A Rasmussen poll released last week showed Brown now in the lead over Whitman, 44%-38%, with 9% undecided and 9% preferring others. A month ago, they were tied.  Brown has a narrow lead among male voters statewide and a slight edge with female voters. Brown’s actual numbers haven’t changed much, but Whitman negatives are up due to the heated Republican primary.

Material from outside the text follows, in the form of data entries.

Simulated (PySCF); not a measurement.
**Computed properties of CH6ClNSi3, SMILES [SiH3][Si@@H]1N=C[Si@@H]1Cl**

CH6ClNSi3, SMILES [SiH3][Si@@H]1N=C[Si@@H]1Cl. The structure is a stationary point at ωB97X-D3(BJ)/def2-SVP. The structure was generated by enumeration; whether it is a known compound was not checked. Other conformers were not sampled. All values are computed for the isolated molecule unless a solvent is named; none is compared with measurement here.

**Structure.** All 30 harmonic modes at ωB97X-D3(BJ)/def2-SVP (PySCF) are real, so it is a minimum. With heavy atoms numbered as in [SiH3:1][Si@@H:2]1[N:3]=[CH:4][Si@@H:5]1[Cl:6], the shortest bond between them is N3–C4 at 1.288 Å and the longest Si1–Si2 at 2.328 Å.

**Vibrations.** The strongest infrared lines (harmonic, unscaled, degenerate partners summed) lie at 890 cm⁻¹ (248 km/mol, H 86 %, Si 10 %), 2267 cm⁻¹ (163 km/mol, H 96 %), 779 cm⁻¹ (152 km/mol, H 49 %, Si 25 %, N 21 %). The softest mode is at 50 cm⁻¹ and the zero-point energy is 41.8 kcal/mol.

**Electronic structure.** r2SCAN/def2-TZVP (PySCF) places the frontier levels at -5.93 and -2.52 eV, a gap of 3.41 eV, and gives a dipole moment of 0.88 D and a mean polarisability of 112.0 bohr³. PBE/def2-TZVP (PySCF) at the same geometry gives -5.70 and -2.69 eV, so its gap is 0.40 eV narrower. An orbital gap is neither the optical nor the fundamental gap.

In a sure sign of the changing fortunes of Goldman Sachs, both Brown and Whitman are accusing the other of having ties to that now-embattled investment bank. Whitman was on their board several years ago until resigning after a controversy in which she got shares in IPOs managed by Goldman.  Jerry Brown’s sister Kathleen, currently is Senior Advisor for Public Finance, Western Region, for Goldman. If, in Matt Taibbi’s memorable phrase, Goldman Sachs is a “vampire squid,” then it appears their tentacles are everywhere.

 
Level The Playing Field, a partisan site, is attacking Whitman for having a few million in Goldman “vulture funds.” But she’s a billionaire, so these amounts are comparatively trivial. However, she and other eBay executives did pay a $3 million fine in 2005 for getting IPO shares in return for giving Goldman future business. 


Brown’s sister working in public finance for Goldman could indeed be problematic for him. There are already moves afoot for California municipalities to break such agreements based on allegedly onerous terms. In fact, the City of Oakland continued an interest rate swap with Goldman while Brown was mayor and just before his sister started working for them. It has cost the city millions of extra dollars. He says his sister doesn’t ask him for permission where to work. True, but given the current climate, perhaps questions about the influence of investment banks on politics should be part of the debate, rather than just using such accusations to draw blood from one’s opponent.

 
Brown challenged Whitman and her badly trailing opponent in the primary, Steve Poizner, to a three-way debate. Whitman said this was a “stunt” and the debate should be after the primary is over, an assessment most pols would probably agree with.


George Skelton in the L.A. Times says, ok, Jerry Brown is promising both experience and new ideas to solve the state’s increasing problems. But just how will he plan to do that?  His campaign website is still mostly devoid of any actual plans. So, for that matter, is Whitman’s.  Apparently the budget crisis must have vanished, because neither one mentions it.

Shouldn’t this be a central focus in an important governor’s race?


The public pension crisis is also boiling over. Whitman says she’ll force change and raise retirement ages, but precisely how will this be done? She can’t just mandate it. Besides, the major problem is that public pension by law must be funded at 100% and the pensions can order municipalities and the state to pay more.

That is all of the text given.